Whose Side Are You On?

The Commonwealth’s anti-kid Union bosses are up on Beacon Hill whining this week — this time in support of a bill filed by State Representative Majorie Decker that would allow unions to force schools to keep ineffective teachers in place after they have driven a school so far into the ground that the state is forced to take it over:
To be clear — I like Marjorie a lot — especially on homeless issues. But this bill? Absolute insanity. INSANITY.
The labor leaders asked the Committee on Public Service to advance the bill (H 1364) filed by Cambridge Democrat Rep. Marjorie Decker that would roll back a provision of a 2010 education reform law, which was aimed at closing the achievement gap and unlocking federal education funds.
“The Legislature gave the Commissioner far-reaching powers” to provide for “rapid academic achievement,” Alvarez wrote in the Appeals Court brief, summarizing the statute.
Intended to mesh with the Obama administration’s educational goals, the 2010 law passed the Senate 23-12 and the House 97-47 with the backing of former Gov. Deval Patrick.
A committee summary of Decker’s bill, which has the backing of nine other Democrats including New Bedford Rep. Antonio Cabral, says it would eliminate a provision of the law allowing the education commissioner to “strip bargaining rights from school district employees” in a turnaround plan.
So let me get this straight.
When a school has done so poorly over a series of years — sometimes more than a generation of students lost — to the point where we need the state to come in and take it over because it is failing the children to such a horrific point that it borders on a civil rights violation, our priority still should not be on fixing the school so that kids actually get a shot at a decent education, but instead on protecting the adults in the building who have been systematically failing these children. Here’s the quote from the President of the AFL-CIO, Steve Tolman:
“The guy in the Corner Office who refuses to raise any taxes, but he says it’s OK to screw public employees,” said Tolman, who voiced his support for a few bills before the committee. “Well together, we have to stand up against that, and stand up for justice for public employees.”
Screw public employees? EXCUSE ME? What about the CHILDREN who are getting screwed in failing schools?
Justice for public employees?
WHO IS STANDING UP FOR JUSTICE FOR CHILDREN? I’ll tell you, it’s not Steve Tolman.

 (Here’s a picture of me and Steve having our last discussion about putting kids first in education. As you can see, it went well.)
It seems our judicial system is the only one standing up for them …
Attorneys for the teachers in their brief to the Appeals Court said Education Commissioner Mitchell Chester’s plans for turning around the schools changed the teachers’ “wages, hours, and conditions of employment.” The union lawyers took issue with the procedures followed, but lawyers for the state argued the dismissal should be upheld.
“The Superior Court concluded that the Unions lacked standing to challenge the plans here, because their alleged injuries fall outside the Act’s area of concern, which is students, not teachers or unions,” wrote Assistant Attorney General Iraida Alvarez. “This decision was correct and should be affirmed.”
Can you imagine? According to the court — our education system is supposed to be focused on the children — not the teacher’s union. What an AMAZING idea! 
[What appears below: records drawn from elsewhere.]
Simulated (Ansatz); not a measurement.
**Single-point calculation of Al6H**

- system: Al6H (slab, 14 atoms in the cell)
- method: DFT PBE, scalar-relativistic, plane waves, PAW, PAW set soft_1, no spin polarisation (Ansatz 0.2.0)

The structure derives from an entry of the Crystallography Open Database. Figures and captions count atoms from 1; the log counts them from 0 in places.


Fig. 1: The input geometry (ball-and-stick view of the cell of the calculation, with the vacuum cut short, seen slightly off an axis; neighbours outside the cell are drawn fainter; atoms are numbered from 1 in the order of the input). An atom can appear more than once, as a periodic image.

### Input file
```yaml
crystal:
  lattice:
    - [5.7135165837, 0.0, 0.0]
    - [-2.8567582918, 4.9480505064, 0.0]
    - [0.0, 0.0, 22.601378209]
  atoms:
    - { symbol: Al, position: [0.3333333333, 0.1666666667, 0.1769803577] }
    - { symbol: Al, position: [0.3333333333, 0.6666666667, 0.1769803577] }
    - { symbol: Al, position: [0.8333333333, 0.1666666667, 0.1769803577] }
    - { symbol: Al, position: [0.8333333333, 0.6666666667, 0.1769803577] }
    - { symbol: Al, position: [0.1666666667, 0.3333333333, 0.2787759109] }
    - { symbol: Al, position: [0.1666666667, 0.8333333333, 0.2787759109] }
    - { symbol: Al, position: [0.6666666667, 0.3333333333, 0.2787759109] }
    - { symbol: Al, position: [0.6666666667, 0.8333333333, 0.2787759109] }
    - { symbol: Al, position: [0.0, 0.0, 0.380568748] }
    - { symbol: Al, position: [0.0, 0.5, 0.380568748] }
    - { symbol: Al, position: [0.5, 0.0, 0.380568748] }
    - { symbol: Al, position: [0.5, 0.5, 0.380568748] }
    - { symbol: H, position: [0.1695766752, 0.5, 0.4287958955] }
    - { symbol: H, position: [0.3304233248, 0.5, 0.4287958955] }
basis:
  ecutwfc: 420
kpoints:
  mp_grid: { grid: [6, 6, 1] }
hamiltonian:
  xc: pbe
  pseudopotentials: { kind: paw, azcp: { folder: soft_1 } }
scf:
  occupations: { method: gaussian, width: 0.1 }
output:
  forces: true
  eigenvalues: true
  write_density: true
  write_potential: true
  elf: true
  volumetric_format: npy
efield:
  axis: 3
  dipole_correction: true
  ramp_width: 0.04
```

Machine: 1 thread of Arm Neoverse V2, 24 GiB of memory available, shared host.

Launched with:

And the disastrous union contracts that local politicians have negotiated out of fear of political retribution that has created a system that is more concerned with the wants of adults above the needs of children? When you have so neglected your obligation to your community and the children who have a constitutional right to a high quality education — the state is well within it’s right to intervene and wipe it all out! No one gave local school committees the authority to bargain away our children’s right to a high quality education.
But Steve’s comments are the perfect example of what is wrong with this whole situation. This has nothing to do with what’s best for children — they aren’t even a part of the equation. We don’t care that these kids are suffering in failing schools, it’s all about being fair to adults and making sure they don’t have to justify doing a crap job for generations. (And excuse me for saying so — but the guy sputtering about the rights of public workers being paramount in this discussion lives in Brighton — and of course, his children did not attend Boston Public Schools. And yes, this is important and relevant.)
“School reforms work best when they are done with teachers not to them,” Massachusetts Teachers Association President Barbara Madeloni told the Committee on Public Service.
Madeloni said teachers with years of experience have been required to reapply for their jobs after the state took over their schools. She told the News Service, “Teachers who have been in schools for 20, 25 years are being told that they’re not good enough and they have to leave.”
You’re damn right, Barbara. A teacher who has been failing kids for 20-25 years and is failing children is *not* good enough and has to leave.
When school are failing, one of the major reasons is poor leadership and a lack of high quality educators.
We know that one of the most effective ways of turning around a school is to demand leadership change with direct capital investment in schools — plus giving the new leadership of the school the ability to select the educators best positioned to take the schools in a new direction.
I’m not saying all teachers are bad — but even union teachers will tell you — there are many folks teaching in our state right now who have no reason being in a classroom. They are checked out, too comfortable, riding the wave to retirement. But let’s be clear — the union isn’t out for what’s best for our education system. They’re out to protect their members. First and always.
(As a side note: as the head of a parent union, a former union member and staffer for a major labor union — some have asked me how I can be a labor activist and call them out at the same time.
It’s simple. I’m a grown-up. I don’t love unions like a three-year-old loves his Mommy — thinking they are completely perfect and totally incapable of being wrong about anything. My love for unions is more like how a mother loves their 15-year-old child — there’s a hell of a lot of good there and gosh, do I love you, but there is a lot that needs still needs work and improvement. And to be clear — there are many, many unions in the Commonwealth who think these folks are insane and do not agree with them on education AT ALL. Without a solid K-12 education, kids don’t join the trades and don’t join unions.) 
A vote for Majorie’s bill is a vote against children. Period. 
What do you think?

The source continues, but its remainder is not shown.